Petitioner now contends that the resentencing by this court in November 2009 violated the Double Jeopardy Clause of the *937Fifth Amendment of the US Constitution because there existed a legitimate expectation of finality upon being released from his determinate sentence of imprisonment. He bases his claim on the recent Court of Appeals decision in People v Williams (14 NY3d 198 [2010]).

Respondent opposes the petition stating that People v Williams (14 NY3d 198 [2010]) does not apply. Respondent also argues that the petition was improperly brought before this court because (1) petitioner has failed to exhaust his administrative remedies in regard to the violation of his PRS, and (2) there is an appeal pending on the ruling of this court on the previous writ.

The court agrees with the respondent. People v Williams (14 NY3d 198 [2010]) is distinguishable from the case at bar. The court finds that petitioner had no legitimate expectation of finality on the sentence after the petitioner was released from his determinate term of imprisonment. Therefore, the court denies the petition in its entirety.

Law

In 1998, the New York Legislature and Governor enacted “Jenna’s Law.” The statute was drafted to give “communities . . . protection from further victimization” from those who have served out a determinate term of imprisonment by adding on postrelease supervision. (Donnino, Practice Commentary, McKinney’s Cons Laws of NY, Book 39, Penal Law § 70.45, at 317 [2009 ed].) Unlike parole, which is a discretionary release on an indeterminate sentence that may last for the length of time remaining on that sentence, postrelease supervision is added on to a determinate prison sentence and allows the Division of Parole to continually monitor those who have been released. (Id.)

PRS is mandatory for all violent felonies and may last, depending on the type of felony, for up to 20 years. (Penal Law § 70.45 [2], [2-a].) Those on PRS may also be subject to “curfew[s], restrictions on travel, and substance abuse testing and treatment” because those on PRS are subject to the same restrictions as those on parole. (People v Catu, 4 NY3d 242, 245 [2005].) Due to the significance of PRS, it was determined by the Court of Appeals that a trial court must make a defendant aware of PRS as part of the sentence when accepting a plea of guilty. (Id.)

Some judges failed to include PRS in their sentencing in the belief that such supervision arose as a matter of law. In such *938cases, the Department of Correctional Services calculated the period of PRS based on the Penal Law. (Bonacquist, 2008 Practice Commentaries, McKinney’s Cons Laws of NY, Book 10B, Correction Law § 601-d, 2010 Pocket Part, at 61.) Thereafter, the Court of Appeals held that only the sentencing court is able to impose a term of PRS. (People v Sparber, 10 NY3d 457, 472 [2008].) The court also held that when a trial court failed to impose PRS initially, it was “akin to a misstatement or procedural error” and allowed for the original sentence to be vacated and for resentencing that included the proper term of PRS. (Id.)

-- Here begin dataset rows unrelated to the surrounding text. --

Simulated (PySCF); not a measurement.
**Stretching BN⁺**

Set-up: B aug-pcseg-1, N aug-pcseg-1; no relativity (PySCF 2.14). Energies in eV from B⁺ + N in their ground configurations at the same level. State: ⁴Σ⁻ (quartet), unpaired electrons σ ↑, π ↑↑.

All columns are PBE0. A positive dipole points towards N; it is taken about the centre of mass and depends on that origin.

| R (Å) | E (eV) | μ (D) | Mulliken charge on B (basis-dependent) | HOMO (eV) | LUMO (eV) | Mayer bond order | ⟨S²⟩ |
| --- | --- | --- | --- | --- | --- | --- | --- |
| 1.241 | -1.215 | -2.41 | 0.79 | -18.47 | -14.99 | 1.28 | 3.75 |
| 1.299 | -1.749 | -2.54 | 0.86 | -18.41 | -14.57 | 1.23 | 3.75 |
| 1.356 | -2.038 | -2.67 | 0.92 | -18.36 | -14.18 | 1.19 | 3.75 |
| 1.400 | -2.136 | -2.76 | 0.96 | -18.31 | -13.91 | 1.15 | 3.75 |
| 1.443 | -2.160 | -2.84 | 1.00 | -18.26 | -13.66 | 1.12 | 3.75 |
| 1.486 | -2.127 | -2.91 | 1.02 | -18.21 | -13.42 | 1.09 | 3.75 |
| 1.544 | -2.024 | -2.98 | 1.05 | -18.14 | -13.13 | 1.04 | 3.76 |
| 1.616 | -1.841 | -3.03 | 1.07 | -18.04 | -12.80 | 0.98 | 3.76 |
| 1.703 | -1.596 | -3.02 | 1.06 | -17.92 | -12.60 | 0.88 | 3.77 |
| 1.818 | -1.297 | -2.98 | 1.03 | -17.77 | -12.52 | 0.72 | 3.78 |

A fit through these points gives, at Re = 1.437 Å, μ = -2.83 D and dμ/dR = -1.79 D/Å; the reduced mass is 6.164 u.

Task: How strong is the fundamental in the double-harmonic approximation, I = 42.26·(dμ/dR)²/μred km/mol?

However, People v Sparber (10 NY3d 457 [2008]) did not address the status of those who were improperly sentenced and had subsequently been released. Recently, the Court of Appeals addressed this issue in People v Williams (14 NY3d 198 [2010]). There, five defendants received sentences that required a term of PRS. No formal pronouncements of PRS were made at sentence and none were resentenced prior to being released from prison. The issue before the Court of Appeals was whether serving out a term of imprisonment without a formal pronouncement of PRS bars resentencing. The Court of Appeals held that there existed a “temporal limitation” at the time of release that created an expectation of finality on the original sentence. The court further held that when a court had not formally pronounced a sentence of PRS, any resentencing after the time of release would violate double jeopardy. (Williams at 217-218.)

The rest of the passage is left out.